I recently read an article from 2005 on marketing metrics. It was interesting to see what was being said nearly twenty years ago. Interestingly, one message I took was that the cool kids love marketing metrics. Apparently, in 2005 everyone was experimenting with marketing metrics.

The Cool Kids Love Marketing Metrics

2005 was when the first copy of our Marketing Metrics book came out so I’m not sure whether Mark Uncles, who wrote the piece, was aware of our book. Either way, it seems like we were part of the in-crowd back then.

Everywhere you care to look, marketers are talking about metrics.

Uncles, 2005, page 412

What Are Marketing Metrics?

Uncles is seeking to play it down the middle. Is this focus on metrics a good thing? He isn’t too firm either way. He clearly thinks metrics can be useful but makes a number (of largely fair) points about the challenge in understanding marketing metrics. People even have problems defining what marketing metrics are. (This isn’t too surprising as defining marketing is really hard, so defining the metrics that capture marketing isn’t going to be any easier).

He talks of three types of marketing metric:

  1. Those that gauge the effectiveness of a particular action. E.g., did the specific ad work?
  2. Product and service level metrics. E.g., how much value does the brand as a whole bring?
  3. Investment metrics. Do we see a return on marketing spend? This seems like a large category of metrics that includes any metrics that accountants might understand.

Motives For Metrics

Then he talks of the challenge that people want to use metrics for different reasons.

  1. Marketing specific reasons. E.g., which of these potential adverts should we allocate the marketing budget to?
  2. Accountability-related reasons. E.g., demonstrating that the investment in marketing is effective
  3. Politicking and posturing. Here people are using metrics to support a request for a budget etc…

There seemed quite a lot of overlap to me between accountability and politicking. A reason to pursue accountability is to appear more credible to non-marketing colleagues. Still, I get the general idea that different motives lead to the need for different metrics.

What To Do To Encourage Effective Use Of Metrics?

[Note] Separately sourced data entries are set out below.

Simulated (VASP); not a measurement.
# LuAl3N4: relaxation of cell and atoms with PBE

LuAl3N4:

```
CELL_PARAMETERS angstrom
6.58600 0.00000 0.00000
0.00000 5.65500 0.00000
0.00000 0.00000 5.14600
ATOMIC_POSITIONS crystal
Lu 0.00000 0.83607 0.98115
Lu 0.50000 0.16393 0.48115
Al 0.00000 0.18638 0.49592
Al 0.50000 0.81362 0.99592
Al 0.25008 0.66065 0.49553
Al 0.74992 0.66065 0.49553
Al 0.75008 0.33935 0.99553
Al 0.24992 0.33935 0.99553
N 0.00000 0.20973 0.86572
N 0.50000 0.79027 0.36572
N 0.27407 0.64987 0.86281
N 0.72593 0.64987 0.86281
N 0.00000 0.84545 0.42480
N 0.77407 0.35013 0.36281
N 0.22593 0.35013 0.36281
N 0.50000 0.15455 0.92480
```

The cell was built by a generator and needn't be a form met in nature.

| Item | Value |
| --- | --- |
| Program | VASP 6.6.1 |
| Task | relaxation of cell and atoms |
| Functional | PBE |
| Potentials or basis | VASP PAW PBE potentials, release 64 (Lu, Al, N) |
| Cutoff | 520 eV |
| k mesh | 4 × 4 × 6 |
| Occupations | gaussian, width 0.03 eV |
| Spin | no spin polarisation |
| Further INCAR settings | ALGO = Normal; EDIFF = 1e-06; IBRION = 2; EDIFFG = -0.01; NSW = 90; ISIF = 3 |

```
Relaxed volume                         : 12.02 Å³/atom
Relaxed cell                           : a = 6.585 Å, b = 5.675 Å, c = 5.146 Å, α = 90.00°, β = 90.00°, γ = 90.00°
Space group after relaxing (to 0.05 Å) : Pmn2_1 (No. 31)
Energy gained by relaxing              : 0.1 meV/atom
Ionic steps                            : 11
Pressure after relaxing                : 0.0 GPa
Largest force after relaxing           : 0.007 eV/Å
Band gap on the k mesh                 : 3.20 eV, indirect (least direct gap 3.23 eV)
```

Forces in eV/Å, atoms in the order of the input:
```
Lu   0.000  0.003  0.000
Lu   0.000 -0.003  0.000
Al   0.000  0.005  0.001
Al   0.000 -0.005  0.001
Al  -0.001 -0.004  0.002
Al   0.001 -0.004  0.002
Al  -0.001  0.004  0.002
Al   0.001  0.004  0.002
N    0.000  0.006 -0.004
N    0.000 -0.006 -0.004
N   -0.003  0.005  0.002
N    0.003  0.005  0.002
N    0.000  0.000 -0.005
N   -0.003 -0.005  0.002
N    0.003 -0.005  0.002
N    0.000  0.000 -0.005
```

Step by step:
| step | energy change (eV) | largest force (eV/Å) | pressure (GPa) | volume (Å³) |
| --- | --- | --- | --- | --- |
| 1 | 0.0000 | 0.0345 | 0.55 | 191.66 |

Uncles gives some recommendations to encourage metric use. A lot of this boils down to gaining a better understanding of financials and marketing’s place in the organization. He seemed a little more hopeful about where we are than I necessarily am:

At an elementary level, most marketers can read a financial statement, but many can do little more than this.

Uncles, 2005, page 415

I worry that there are many marketers who don’t even have the superficial view of financial statements that he thinks they have. (This is likely less true for more senior marketers). Still, I take his point and agree. The more people understand how marketing contributes to wider business metrics the better.

Plus, it was fun to think with our book coming out I was one of the cool kids in marketing in 2005. Pity I didn’t realize it at the time.

Marketing Metrics: The First Edition Was The Coolest Book of 2005 (Probably)

For more on marketing metrics see our book and here.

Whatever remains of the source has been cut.